With a little thought and preparedness on this side of a campaign, organizations can be ready for success. With only partial preparedness, things will be harder than they need to be and results can be crippling. I do not believe I am overstating the importance that feasibility studies need to be used for both their external revelations and their internal insight.
External data will give your organization important information about the readiness of the community toward your campaign and it should be used to determine next steps. However, if the study only looks at your nonprofit's external capacity to support a campaign, you are starting with problems.
It is equally important to look internally to measure campaign preparedness.
Every campaign, in its drawing phase, needs to be able to answer these questions: Is the board ready for the campaign? Are the executive and/or fundraising departments prepared? Your organization is in for a hammering if you only go only on the word of the community.
An internal development assessment will measure the board’s ability to function and to raise money by sharing donor prospect names and making solicitations. It will also measure the ability of the executive, fundraising and program staff to handle the administrative and fund-raising aspects of the campaign.
If your organization's internal audit is found lacking in any of these areas, you will need to address them and strengthen them before moving forward with your campaign.
It once again comes down to having the ability to change. Let me be another voice warning you, organizations without the capacity to change can be headed for disaster. On the flipside however, organizations that are prepared to handle changing times and are willing to develop collaborations and adjust their programs consistently have more success conducting campaigns and even annual fund drives.

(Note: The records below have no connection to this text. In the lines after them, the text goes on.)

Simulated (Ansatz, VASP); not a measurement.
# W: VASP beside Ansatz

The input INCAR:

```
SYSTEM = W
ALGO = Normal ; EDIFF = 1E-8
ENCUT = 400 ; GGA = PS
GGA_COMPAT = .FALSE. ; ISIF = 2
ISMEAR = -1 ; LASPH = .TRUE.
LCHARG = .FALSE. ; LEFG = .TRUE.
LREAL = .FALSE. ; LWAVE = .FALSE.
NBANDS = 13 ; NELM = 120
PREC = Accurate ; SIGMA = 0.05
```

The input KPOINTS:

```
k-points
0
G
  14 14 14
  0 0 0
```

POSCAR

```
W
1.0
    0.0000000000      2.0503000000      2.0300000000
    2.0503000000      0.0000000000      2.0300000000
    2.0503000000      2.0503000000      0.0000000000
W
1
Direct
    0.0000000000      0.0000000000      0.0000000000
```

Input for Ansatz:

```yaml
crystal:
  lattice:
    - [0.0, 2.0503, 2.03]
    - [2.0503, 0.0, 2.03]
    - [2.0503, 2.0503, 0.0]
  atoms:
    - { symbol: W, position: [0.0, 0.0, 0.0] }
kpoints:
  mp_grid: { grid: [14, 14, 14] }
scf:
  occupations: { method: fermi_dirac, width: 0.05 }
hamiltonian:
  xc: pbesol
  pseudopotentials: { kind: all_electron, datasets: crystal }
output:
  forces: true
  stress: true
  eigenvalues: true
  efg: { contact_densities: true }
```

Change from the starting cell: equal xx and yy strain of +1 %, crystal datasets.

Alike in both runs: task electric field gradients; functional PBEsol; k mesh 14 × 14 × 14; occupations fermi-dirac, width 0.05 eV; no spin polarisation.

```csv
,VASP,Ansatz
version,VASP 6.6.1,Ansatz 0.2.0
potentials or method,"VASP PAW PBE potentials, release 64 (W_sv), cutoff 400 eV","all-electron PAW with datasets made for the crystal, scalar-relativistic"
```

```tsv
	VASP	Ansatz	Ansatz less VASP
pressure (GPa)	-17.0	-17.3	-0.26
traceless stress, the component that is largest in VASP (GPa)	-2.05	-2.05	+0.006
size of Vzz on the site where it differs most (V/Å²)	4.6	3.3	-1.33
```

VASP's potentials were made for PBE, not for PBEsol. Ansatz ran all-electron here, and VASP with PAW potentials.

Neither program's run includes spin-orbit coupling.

How is your organization doing? Are you ready to overcome barriers? Are you developing collaborations? Does your non-profit have a plan for adjusting to changing times? Do you have a development department? Is it time to build one, or time to access and utilize the one that is established?
Ask the hard questions now, clean up your systems and your approach before things get started. Clean up on this side of a campaign is powerful and energizing and hopeful. Clean up on the other side, although crucial, does not have the same effect. Make sure you community is prepared and your staff is equipped before you get started!